As a relative newcomer to the Swan Acoustic Session, I’ve learnt to expect the unexpected. After the surprise appearance of the Phoenix Céilidh Band last time, this week’s surprise (for me at least) was my unexpected blog-writing responsibility! After a few feeble protests I accepted the pen and paper from Mr Wylie and got scribbling…
Brian Wylie started proceedings with Mick Hanly’s The Writing’s on the Wall followed by the traditional Irish anti-recruitment song Arthur McBride. The song tells the story of army recruitment officers being sent on their way by the narrator with the swift action of a shillelagh. Great traditional story-telling.

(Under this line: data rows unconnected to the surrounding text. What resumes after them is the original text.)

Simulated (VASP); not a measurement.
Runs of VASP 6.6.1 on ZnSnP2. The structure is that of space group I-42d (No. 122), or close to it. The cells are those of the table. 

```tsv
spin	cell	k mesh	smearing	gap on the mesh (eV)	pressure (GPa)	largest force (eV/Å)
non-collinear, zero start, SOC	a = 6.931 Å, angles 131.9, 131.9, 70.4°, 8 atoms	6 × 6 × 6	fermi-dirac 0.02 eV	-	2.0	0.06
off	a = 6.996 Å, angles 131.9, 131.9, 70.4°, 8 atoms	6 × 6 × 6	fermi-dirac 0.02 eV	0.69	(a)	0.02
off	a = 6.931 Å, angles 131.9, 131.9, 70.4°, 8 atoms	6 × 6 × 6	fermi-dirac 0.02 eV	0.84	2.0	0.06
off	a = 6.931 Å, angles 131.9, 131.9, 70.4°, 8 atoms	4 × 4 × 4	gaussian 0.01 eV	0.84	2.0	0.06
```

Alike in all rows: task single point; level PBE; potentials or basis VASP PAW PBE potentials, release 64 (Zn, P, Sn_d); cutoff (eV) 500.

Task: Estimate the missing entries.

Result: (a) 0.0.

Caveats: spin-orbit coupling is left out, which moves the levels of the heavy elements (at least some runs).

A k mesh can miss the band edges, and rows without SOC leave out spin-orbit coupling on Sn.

Next up was Pam Johnson with some great examples of Americana, In the Middle of Nowhere by Seattle-based songwriter Zoe Muth and her band The Lost High-Rollers, followed by Our Lady of the Shooting Stars by New Orleans based songwriter Mary Gauthier.
Frances White conjured up the emerald isle with some traditional jigs and reels on the folk-harp, starting with Togar’s Favourite into Little Beggarman, followed by Blarney Pilgrim into Off to California.
I was up next and sang In the Neighbourhood by Tom Waits, from the Swordfishtrombones album the song captures the minutiae of life in a small town.
Rob Watkins was next with some great American country music The Blues Can’t Even Find Me by John Hiatt. Rob then set off an impromptu sing-along with Train Song by Todd Snider.
Jess White sang Sunday Morning by The Velvet Underground, a classic song from their first album. A fitting tribute to Lou Reed, who passed away recently.
Graeme Morrell stepped up with the first (and only!) Bob Dylan cover of the night, If You See Her, Say Hello from the Blood on the Tracks album.
Then some classic blues guitar with a Big Bill Broonzy song, Key to the Highway.
John Nixon reminded us that sometimes we learn songs from the strangest sources. He recounted the tale of trying to contact his energy company and being put on hold for two hours to the on-hold music of Candy by Paolo Nutini, nicely covered tonight by John.
John closed the first half with a cover of Wreck on the Highway by Bruce Springsteen, a haunting song about a man who witnesses a car accident.
After we were all suitably refreshed Brian Wylie started things up again with a pair of traditional Irish tunes on the mandolin, Jackie Colman’s Reel and The Star of Munster. Then the Lonesome Boatman, played on the tin-whistle. Great to hear a variety of instruments.
Across the Atlantic again with Pam Johnson singing Am I Too Blue? by Lucinda Williams followed by The Whiskey Makes You Sweeter by Laura Cantrell. Lovely American country music.
Frances White returned on the folk-harp with Morrison’s Jig into Boys of Blue Hill followed by A Fig for a Kiss into Maid at the Spinning Wheel.
Following the Irish theme I plumbed the depths of my memory and sang a song that I remembered as Peggy Courtin. After looking up the song while writing this I found the song is actually called Peggy Gordon – a traditional Irish song about lost love.
Some great American songwriting next from Rob Watkins singing Something ‘bout You by Kevin Welch, then Tennessee Plates by John Hiatt.
Jess White returned with Old Man from Neil Young’s Harvest album. Very poignant song about youth, age and wisdom nicely played by Jess.
Graeme Morrell sang Operator by Jim Croce, then started another impromptu sing-a-long with Eric Clapton’s Layla
James Porter sang Anna (Go to Him). Covered famously by The Beatles the song was written by American soul singer Arthur Alexander, and was personal favourite song of John Lennon. To finish the night James sang The Killing of Georgie by Rod Stewart.
As always tonight was an eclectic mix of pop songs, rock songs, country, blues, and traditional folk music, a great mix of the familiar and the unknown, all well performed by friendly Addingham folk. Looking forward to the next one!